You can find all lab 1 files here.

  • myip_v1_0.v / myip_v1_0.vhd - top-level module implementing the AXIS coprocessor. Currently, it simply takes in 4 words over 4 cycles and returns their sum, sum+1, sum+2, and sum+3 over 4 cycles. You need to modify this appropriately to interact with RAMs and Matrix_Multiply unit. You should not modify the inputs/outputs of myip_v1_0.v / myip_v1_0.vhd, as they should follow the AXIS standard. Synthesizing this will yield 56 warnings (could change slightly depending on the version of the tool) which are expected since memory and matrix multiply units are not used in the template code.

  • memory_RAM.v / memory_RAM.vhd - memory to implement A, B, and RES. There is no need to modify this. It should be used as a component (you will need one instance for each RAM, with appropriate parameters used for width and depth) in myip_v1_0.v. It is fine to modify it if you really want to, as long as the read is synchronous.

  • matrix_multiply.v /  matrix_multiply.vhd - a skeleton template for the actual matrix multiplication. Upon receiving the 'Start' signal, it reads from A and B RAMs, performs the fixed point multiplication, writes the result to RES RAM, and then asserts the 'Done' signal. This needs to be implemented properly and should be used as a component in myip_v1_0.v.

  • test_input.mem - test vector input to the coprocessor; used by the testbench (tb_myip_v1_0.v). The numbers in the file should be in hex (2 hex digits = 8 bits).

  • test_result_expected.mem - expected output to validate the output given by the coprocessor; used by the testbench (tb_myip_v1_0.v/vhd). The numbers in the file should be in hex (2 hex digits = 8 bits).

  • tb_myip_v1_0.v / tb_myip_v1_0.vhd - a self-checking testbench for the coprocessor (myip_v1_0). It tests the addition functionality as mentioned in the description for the original myip_v1_0.v/vhd above.

It reads in an input vector from test_input.mem and passes it to the coprocessor, gets the result vector from the coprocessor, and compares it with the expected result vector in the file test_result_expected.mem. The testbench does this for two different test vectors (cases). If the actual result vector tallies with the expected result vector for both the test vectors (cases), it will print a message 'Test Passed', else, it prints 'Test Failed'. Note that in this example, the input vector, result vector, and expected result vector are all having 4 elements per test case.

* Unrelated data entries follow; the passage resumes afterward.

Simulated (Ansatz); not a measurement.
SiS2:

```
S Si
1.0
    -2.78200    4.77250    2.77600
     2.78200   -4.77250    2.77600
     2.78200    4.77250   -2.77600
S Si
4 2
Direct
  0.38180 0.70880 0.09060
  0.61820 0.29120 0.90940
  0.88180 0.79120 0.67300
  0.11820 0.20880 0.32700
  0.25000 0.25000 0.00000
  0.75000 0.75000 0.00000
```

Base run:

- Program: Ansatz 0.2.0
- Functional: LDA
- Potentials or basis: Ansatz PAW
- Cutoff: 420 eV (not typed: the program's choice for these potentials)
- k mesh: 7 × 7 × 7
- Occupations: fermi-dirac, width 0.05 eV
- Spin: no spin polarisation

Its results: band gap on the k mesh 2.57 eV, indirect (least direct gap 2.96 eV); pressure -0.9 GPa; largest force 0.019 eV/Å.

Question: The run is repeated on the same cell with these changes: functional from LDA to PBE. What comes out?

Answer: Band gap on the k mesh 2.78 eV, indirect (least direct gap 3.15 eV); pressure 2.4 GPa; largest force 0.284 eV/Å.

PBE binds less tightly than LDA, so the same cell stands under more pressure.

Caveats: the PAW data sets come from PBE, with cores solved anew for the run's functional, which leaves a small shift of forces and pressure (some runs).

You can add the .mem files to the project and Vivado will automatically recognize it as a memory file and will add it under Simulation Sources > Memory File. Alternatively (i.e., instead of adding it to the project), you can specify the full path to the files in the testbench - use forward slashes for the path to the test files, even on Windows, kind of like URLs.​

The testbench can be modified very easily to test the matrix multiplication coprocessor. You will also need to change the input and output .mem files appropriately. For each test case, you need to have a vector of 12 elements (8 for A and 4 for B) for input, and the expected result vector will have 2 elements (RES). A well-designed testbench is expected (not only for this lab but for all hardware parts you implement for EE4218). - You should do both behavioral simulation as well as post-synthesis functional simulation.

Verilog and VHDL files can be freely mixed. For example, you can use memory_RAM.v instead of memory_RAM.vhd as a component of myip_v1_0.vhd.

Submission Info

Demonstrate during your designated slot in Week 5.

Upload to Canvas within 1 hour of your demo the following. One submission per group is sufficient.

  • A very short (<=2 pages) report explaining your system architecture, FSM, resource usage details such as the number of slices/LUTs, etc.
  • The relevant files you have created/modified, not the entire project folder, including
  • .v/.vhd (RTL and testbenches)
  • .txt/.mem files.

    The files should be the ones used for the demo, not modified to fix issues that became apparent during the demo. It should be as a .zip archive, with the filename GroupNum_Lab1.zip.